Book Reviews

Book: Swedberg, Richard, 2009: Tocqueville’s Political Economy. Princeton University Press.
Reviewer: Nicolas Jabko, Centre d’ Etudes et de Recherches Internationales, Sciences Po, nicolas.jabko@gmail.com

An abundant scholarship has established Alexis de Tocqueville as a major figure in the canon of political theory, but not as an economic thinker. Tocqueville’s Political Economy argues that that this is an unfortunate oversight, making the case for Tocqueville as an original and highly sophisticated analyst of economic phenomena. What Swedberg finds most interesting is Tocqueville’s “way of thinking” about the economy, especially the importance he grants to “ideas and moral feelings” in economic life. Written in the form of an intellectual biography, Swedberg’s book highlights the development of Tocqueville’s economic thought in his eventful life and his writings, offering the perspective of a leading economic sociologist on the relevance of Tocqueville today.

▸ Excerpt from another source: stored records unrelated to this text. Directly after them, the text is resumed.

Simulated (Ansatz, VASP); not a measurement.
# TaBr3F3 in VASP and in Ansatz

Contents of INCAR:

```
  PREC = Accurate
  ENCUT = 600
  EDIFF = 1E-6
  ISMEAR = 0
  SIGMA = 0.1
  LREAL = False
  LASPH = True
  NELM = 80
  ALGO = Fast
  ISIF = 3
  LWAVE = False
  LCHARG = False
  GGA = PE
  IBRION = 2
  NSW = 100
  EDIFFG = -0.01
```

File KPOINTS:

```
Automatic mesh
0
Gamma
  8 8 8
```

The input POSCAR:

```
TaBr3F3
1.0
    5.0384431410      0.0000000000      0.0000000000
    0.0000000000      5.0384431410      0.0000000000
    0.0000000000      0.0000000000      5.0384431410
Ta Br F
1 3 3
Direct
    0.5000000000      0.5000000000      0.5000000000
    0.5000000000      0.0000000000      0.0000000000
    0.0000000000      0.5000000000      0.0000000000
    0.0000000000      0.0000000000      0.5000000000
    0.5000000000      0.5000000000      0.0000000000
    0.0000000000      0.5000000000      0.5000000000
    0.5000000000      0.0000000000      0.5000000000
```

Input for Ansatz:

Swedberg thinks the value of Tocqueville’s perspective on political economy has gone largely unnoticed because his work is so difficult to fit within the established tradition of political economy. Unlike some of his contemporaries – and today’s economists – Tocqueville was not particularly interested in the economy for its own sake. Instead, he wanted to understand how economic phenomena interacted more broadly with social and political phenomena. Swedberg’s book therefore explicates Tocqueville’s way of thinking and his main insights from this perspective of “political economy” writ large.

Tocqueville viewed political economy primarily through the prism of his theory of the transition from “aristocracy” to “democracy.” Aristocratic societies organized along feudal lines and around agrarian economies were fast disappearing, replaced by democratic societies driven by egalitarianism, industry, and commercialism. Yet Tocqueville believed that even the most materialistic and democratic economy – the United States – could exist only within a cultural context of shared “mores.” Swedberg shows how the author of Democracy in America became fascinated with ntrepreneurship and sensed its importance for the future emergence of America as a global powerhouse. Looking for the causes of the United States’ economic success, Tocqueville focused on Americans’ cultural acceptance of risk-taking, and also on the importance of associations and contractual relations in American society. Swedberg points out that Tocqueville’s “embryo of a theory of entrepreneurship” differs from Schumpeter’s notion of entrepreneurship as a behavioral attribute of successful individuals in advanced capitalist societies. It may be added that Tocqueville’s view of American prosperity as fueled by entrepreneurial risk-taking also differs from Max Weber’s insistence on the cold rational ethos of modern capitalism.